How Should Access Controls and Consent Frameworks Work in an Agentic World?
Enterprises have identity and privacy controls that work for humans. Agents must inherit those controls without exception. That means least‑privilege scopes tied to specific actions, time‑bound tokens, and consent policies that differentiate recommendation from execution. Requests that change state should require explicit approval paths and auditable logs. Teams also need defenses against prompt‑level social engineering that attempts to bypass policies. The question is how to formalize these controls so they apply consistently, whether the requester is a user, an API client, or an autonomous agent.
Are Today’s Privacy Regulations Enough, or Do We Need New Technical Frameworks?
Regimes such as GDPR and CCPA define data use, yet they do not anticipate negotiating, acting agents. Developers face gray areas: is inference on customer data equivalent to processing, how is training data ring‑fenced from production usage, and where does transparency live so compliance can be proven? Practical answers include strict separation between training and inference pathways, data minimization in prompts and tools, immutable audit logs, and user‑visible disclosures at the interface and API layers. The unresolved piece is how to standardize these practices so they withstand regulatory scrutiny across jurisdictions.
How Do We Establish Agent Identity and Authorization, Especially in Agent‑to‑Agent Systems?

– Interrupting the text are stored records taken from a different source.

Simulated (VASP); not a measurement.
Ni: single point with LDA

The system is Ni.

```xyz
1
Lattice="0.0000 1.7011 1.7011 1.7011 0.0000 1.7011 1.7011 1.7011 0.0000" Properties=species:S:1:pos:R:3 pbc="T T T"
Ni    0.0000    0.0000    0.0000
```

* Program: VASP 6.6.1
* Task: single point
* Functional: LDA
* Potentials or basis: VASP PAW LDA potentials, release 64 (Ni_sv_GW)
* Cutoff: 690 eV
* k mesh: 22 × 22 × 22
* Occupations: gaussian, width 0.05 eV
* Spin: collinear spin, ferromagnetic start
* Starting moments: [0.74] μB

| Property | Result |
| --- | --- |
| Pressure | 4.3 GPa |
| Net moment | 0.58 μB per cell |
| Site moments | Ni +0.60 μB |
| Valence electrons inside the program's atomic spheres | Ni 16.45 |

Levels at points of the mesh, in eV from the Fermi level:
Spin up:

As agents initiate tasks with other agents, identity becomes foundational. Systems need a way to prove which principal an agent represents, what scope it has, and whether a downstream agent should honor the request. Useful building blocks include signed requests with verifiable provenance, audience‑bound tokens, attestation of the execution environment, and transaction limits that prevent “runaway” behaviors. Teams also need traceability across the entire chain: who asked for what, when, with which inputs, and under which policy. The question is which protocol surfaces become the standard for provenance and authorization in A2A networks.
Do We Build Generalist Assistants or Specialized Agents?
The vision of an all‑purpose assistant is attractive. Today, the most reliable progress comes from narrow agents with clear interfaces and measurable outcomes. They can be evaluated in isolation, hardened with domain‑specific guardrails, and versioned independently. Composition then becomes an orchestration problem: idempotent actions, retries, circuit breakers, and failure containment so one agent’s error does not ripple through the workflow. The open question is where the boundary lies between useful specialization and maintainable composition.
Where Does this Leave Us?
None of these questions has a definitive answer today. Progress depends on the experimentation mindset: launch, learn, evaluate, and adapt. The teams that advance fastest will not claim certainty. They will build evaluation pipelines that keep up with drift, enforce policy as code for humans and agents alike, and deliver the observability needed to trust systems that are powerful precisely because they evolve.